Exhibition
Uncharted Streets: Photographs from the Hyman Collection
17 Jan 2024 – 8 Mar 2024
Regular hours
- Monday
- Closed
- Tuesday
- Closed
- Wednesday
- 10:00 – 17:30
- Thursday
- 10:00 – 17:30
- Friday
- 10:00 – 17:30
- Saturday
- Closed
- Sunday
- Closed
Cost of entry
Donations are welcome
Address
- 108a Boundary Road
- St John's Wood
- London
- NW8 0RH
- United Kingdom
Uncharted Streets presents five photographers who were born outside the UK but have been central to the development of photography in Britain over the last century.
About
Curated by the Ben Uri Gallery and Museum, and the Centre for British Photography, Uncharted Streets: Photographers from the Hyman Collection presents five photographers who were born outside the UK but have been central to the development of photography in Britain over the last century. The title alludes to William Blake’s Songs of Innocence and Experience and T. S. Elliot’s The Wasteland. However, it inverts their charter’d streets to suggest the role of those from outside in charting new territories, providing new perspectives and taking British photography in new directions.

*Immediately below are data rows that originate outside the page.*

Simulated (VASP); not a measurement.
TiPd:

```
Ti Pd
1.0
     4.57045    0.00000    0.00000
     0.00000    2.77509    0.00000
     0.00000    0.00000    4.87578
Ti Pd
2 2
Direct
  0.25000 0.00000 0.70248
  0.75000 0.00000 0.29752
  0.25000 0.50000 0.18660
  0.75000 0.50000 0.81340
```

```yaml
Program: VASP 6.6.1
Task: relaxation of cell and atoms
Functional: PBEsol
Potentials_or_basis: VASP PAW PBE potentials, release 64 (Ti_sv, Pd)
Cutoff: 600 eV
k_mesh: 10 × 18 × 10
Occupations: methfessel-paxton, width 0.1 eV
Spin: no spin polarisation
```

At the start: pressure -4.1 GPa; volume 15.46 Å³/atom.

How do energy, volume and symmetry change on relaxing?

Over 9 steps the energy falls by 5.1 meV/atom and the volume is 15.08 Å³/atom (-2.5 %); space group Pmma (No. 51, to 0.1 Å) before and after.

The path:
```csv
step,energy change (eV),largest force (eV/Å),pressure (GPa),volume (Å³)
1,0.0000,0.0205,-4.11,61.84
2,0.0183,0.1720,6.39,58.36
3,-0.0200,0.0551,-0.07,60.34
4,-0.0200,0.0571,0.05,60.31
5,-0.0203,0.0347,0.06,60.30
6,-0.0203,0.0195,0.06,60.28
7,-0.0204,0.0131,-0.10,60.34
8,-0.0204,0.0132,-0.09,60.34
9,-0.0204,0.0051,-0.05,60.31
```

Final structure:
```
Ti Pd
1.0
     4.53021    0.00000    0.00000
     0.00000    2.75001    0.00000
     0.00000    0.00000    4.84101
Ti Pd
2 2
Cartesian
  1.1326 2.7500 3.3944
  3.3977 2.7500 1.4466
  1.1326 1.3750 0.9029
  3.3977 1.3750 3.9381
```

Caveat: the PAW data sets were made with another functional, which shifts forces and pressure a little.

The exhibition begins with the pioneering work of Kurt Hutton (b. Germany 1893) and Bill Brandt (b. Germany, 1904). Each photographer played a pivotal role in bringing European ideas into British culture and stimulated British photographic publications such as Lilliput and Picture Post magazine. It then spotlights the work of Edith Tudor-Hart (b. Vienna, 1908) who used photography as a vehicle for social change. The exhibition also showcases two of the most eminent figures in contemporary British photography: Charlie Phillips (b, Jamaica, 1944) is one of the most celebrated documenters of the African-Caribbean community in London, and Markéta Luskačová (b. Czechoslovakia, 1944), whose work has been so influential to British photography since the early 1970s.
This is a very rare opportunity to see vintage prints by these five photographers.
The exhibition also includes selected publications of the period, from major books to the pages of important magazines such as Lilliput and Picture Post.